Introduction
Production-ready components built from a real design system. Open source, open code.
This is not a component library. It is how you build your component library.
You know how most traditional component libraries work: you install a package from npm, import the components, and use them in your app.
This approach works well until you need to customize a component to fit your design system or require one that isn't included in the library. Often, you end up wrapping library components, writing workarounds to override styles, or mixing components from different libraries with incompatible APIs.
This is what Lyse UI aims to solve. It is built around the following principles:
- Open Code: The top layer of your component code is open for modification.
- Token-Driven: A 3-layer design token system powers consistent theming across light and dark modes.
- Composition: Every component uses CVA and Radix for composable, predictable APIs.
- Distribution: A flat-file schema and the shadcn CLI make it easy to distribute components.
Open Code
Lyse UI hands you the actual component code. You have full control to customize and extend every component to fit your project. No more fighting library abstractions or overriding styles with !important.
Each component follows a dual-file pattern: a .tsx file for structure and variants, and a .css file for theming. Change the look without touching the logic.
Token-Driven
Every visual property flows from CSS custom properties across 3 layers: primitives, semantics, and a shadcn bridge. This means your components automatically adapt to light and dark modes, and you can retheme everything by changing token values.

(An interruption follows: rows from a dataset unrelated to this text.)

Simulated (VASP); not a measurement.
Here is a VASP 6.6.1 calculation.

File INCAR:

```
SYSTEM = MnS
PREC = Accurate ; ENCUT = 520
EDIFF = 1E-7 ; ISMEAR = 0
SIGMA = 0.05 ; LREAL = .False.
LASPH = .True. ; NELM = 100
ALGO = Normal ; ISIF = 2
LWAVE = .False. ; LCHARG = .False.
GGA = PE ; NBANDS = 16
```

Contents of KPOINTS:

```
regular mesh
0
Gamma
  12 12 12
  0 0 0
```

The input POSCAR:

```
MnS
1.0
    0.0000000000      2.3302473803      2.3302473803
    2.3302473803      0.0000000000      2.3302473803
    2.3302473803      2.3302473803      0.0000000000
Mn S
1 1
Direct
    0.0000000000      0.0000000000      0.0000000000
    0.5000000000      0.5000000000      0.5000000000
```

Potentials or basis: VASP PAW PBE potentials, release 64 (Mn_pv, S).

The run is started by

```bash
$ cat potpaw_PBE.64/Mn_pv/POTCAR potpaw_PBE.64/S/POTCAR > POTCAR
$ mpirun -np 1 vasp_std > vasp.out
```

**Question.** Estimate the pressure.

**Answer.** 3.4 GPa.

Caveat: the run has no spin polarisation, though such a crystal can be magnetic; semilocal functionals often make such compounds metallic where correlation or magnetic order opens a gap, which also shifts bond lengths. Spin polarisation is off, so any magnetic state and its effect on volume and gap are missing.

Learn more about the token architecture on the Tokens page.
Composition
Every component uses a common, composable interface. Class Variance Authority (CVA) handles variants predictably, Radix UI primitives provide accessibility, and the cn() helper merges classes safely with tailwind-merge.
Distribution
Lyse UI uses the shadcn registry format. A flat-file schema and the shadcn CLI make it easy to add components to any project. No package installs, no version conflicts. Just copy the code you need.
Figma Library
This file contains the library used to build Lyse, shared openly with the community. You'll find production-ready components and foundations, structured and maintained as they are in a real product.
This library is also a practical way to explore Lyse, an AI assistant that turns component changes in Figma into tickets automatically. By modifying components and publishing the library, you can see how real design changes are detected and transformed into structured tickets.
Use it as a solid base for your own design system, a reference for structuring components and variants, or a sandbox to test how Lyse works on real component updates.